Retired Ravens Legend Vows to Make His Rookie Successor the ‘Best in the League’

Ravens Jordan Stout

Getty Baltimore Ravens punter Jordan Stout celebrates a field goal in September 2019.

Longtime Baltimore Ravens punter Sam Koch may have retired from playing in the NFL on May 19, but he’s committed to staying with the Ravens as a special teams consultant for the 2022 season and potentially beyond.

Koch’s first job will be mentoring Ravens rookie punter Jordan Stout, who was selected in the fourth round of the 2022 NFL Draft out of Penn State.

It’s a job Koch plans to take on with vigor, telling media during his retirement press conference that he is “excited to work with” his successor.

“I’m just going to try to teach him everything I have and put everything I have into making him the best punter this league has seen,” said Koch, drawing laughter when he added that All-Pro kicker Justin Tucker “can get better.”

Koch has already started coaching Stout, saying, “We’ve already worked on some punting and holding aspects of his game.”

“I look forward to this opportunity,” Koch added, and it appears that Stout feels the same way. The rookie punter congratulated Koch on his retirement and expressed his excitement for the veteran’s mentorship on social media.

Koch will look to make sure that Stout upholds the tradition of strong special teams play in Baltimore, both as a punter and holder for Tucker, who is widely considered the best kicker in the NFL. The 39-year-old is the second Raven to retire in 2021 and continue with the team in a coaching role, with safety and special teams leader Anthony Levine Sr. announcing his retirement in January.


Koch To Pass On Knowledge to Stout

Koch has picked up plenty of tricks of the trade over his 16 years in the NFL, and the Ravens will hope he can pass them all onto Stout.

Before Koch entered the league in 2006, punting was a fairly straightforward endeavor with little strategy about how and where to punt the ball. But after dealing with dangerous AFC North returners like Josh Cribbs and Antonio Brown, Koch and former special teams coach Jerry Rosburg began experimenting with a variety of punts that resulted in different trajectories and spins, including his signature “Koch Hook.”

Koch will look to pass on the nuances of punting technique and strategy to Stout in addition to the rookie’s likely other jobs of holding and executing fake punts when called.

Tucker often credits Koch’s holding skills for his consistent success as a kicker, so Stout will need to quickly develop similar chemistry and timing to keep the Ravens’ special teams running smoothly.

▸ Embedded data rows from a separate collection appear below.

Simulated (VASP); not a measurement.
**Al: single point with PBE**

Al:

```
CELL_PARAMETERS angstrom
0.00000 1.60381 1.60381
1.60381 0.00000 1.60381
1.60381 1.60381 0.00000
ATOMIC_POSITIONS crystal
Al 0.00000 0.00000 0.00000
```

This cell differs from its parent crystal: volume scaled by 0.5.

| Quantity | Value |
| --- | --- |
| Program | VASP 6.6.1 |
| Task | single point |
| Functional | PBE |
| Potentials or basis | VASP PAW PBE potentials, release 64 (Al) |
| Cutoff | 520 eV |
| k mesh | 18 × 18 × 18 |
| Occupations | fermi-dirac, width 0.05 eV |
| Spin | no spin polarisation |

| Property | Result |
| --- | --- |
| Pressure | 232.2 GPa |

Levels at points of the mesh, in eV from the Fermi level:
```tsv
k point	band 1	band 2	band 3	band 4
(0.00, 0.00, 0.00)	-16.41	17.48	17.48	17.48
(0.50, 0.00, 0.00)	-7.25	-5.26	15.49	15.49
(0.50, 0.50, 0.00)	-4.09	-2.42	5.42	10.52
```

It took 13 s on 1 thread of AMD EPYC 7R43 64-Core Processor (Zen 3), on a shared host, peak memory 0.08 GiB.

Koch was also an all-around athlete who completed seven of his eight career passes on fake punt attempts, converting first downs on five of them. Head coach John Harbaugh and special teams coordinator Chris Horton will want to keep those fake punts in the Ravens’ playbook, and Stout is confident he can continue Koch’s success.

“I had a few fakes at Penn State, and I feel like a few of them went really well, and I’m very comfortable with throwing the ball,” he told media at his post-draft press conference. 


Koch Knew of Plan to Draft a Punter

Koch’s retirement had been widely expected since the Ravens drafted Stout, a possibility Koch was aware of heading into the draft.

General manager Eric DeCosta told media after the draft that the team told Koch that they might draft a punter, with the 2022 class of college punters considered one of the best in recent memory.

While the Ravens love Koch, the front office has always prioritized planning for the future, and that extends to special teams.

So while Koch has “no doubt” that he can still punt in the NFL, he knew his tenure in Baltimore would likely come to a close after the Ravens selected their new punter.

“Through this whole thing, I was very fortunate to have Eric [DeCosta] and John [Harbaugh] call me the day of the Draft and notify me that they were possibly taking another punter. And I knew this time was going to come to an end,” said Koch in his retirement presser.

With a wife and family settled in Maryland, it’s not surprising that Koch opted to retire than attempt to sign with a new NFL team.

“They made their decision, and at that point, I think I knew. My time was over, and it’s OK. I am very excited for my next chapter in life, and all I can do is be very appreciative of the way they handled it,” he continued.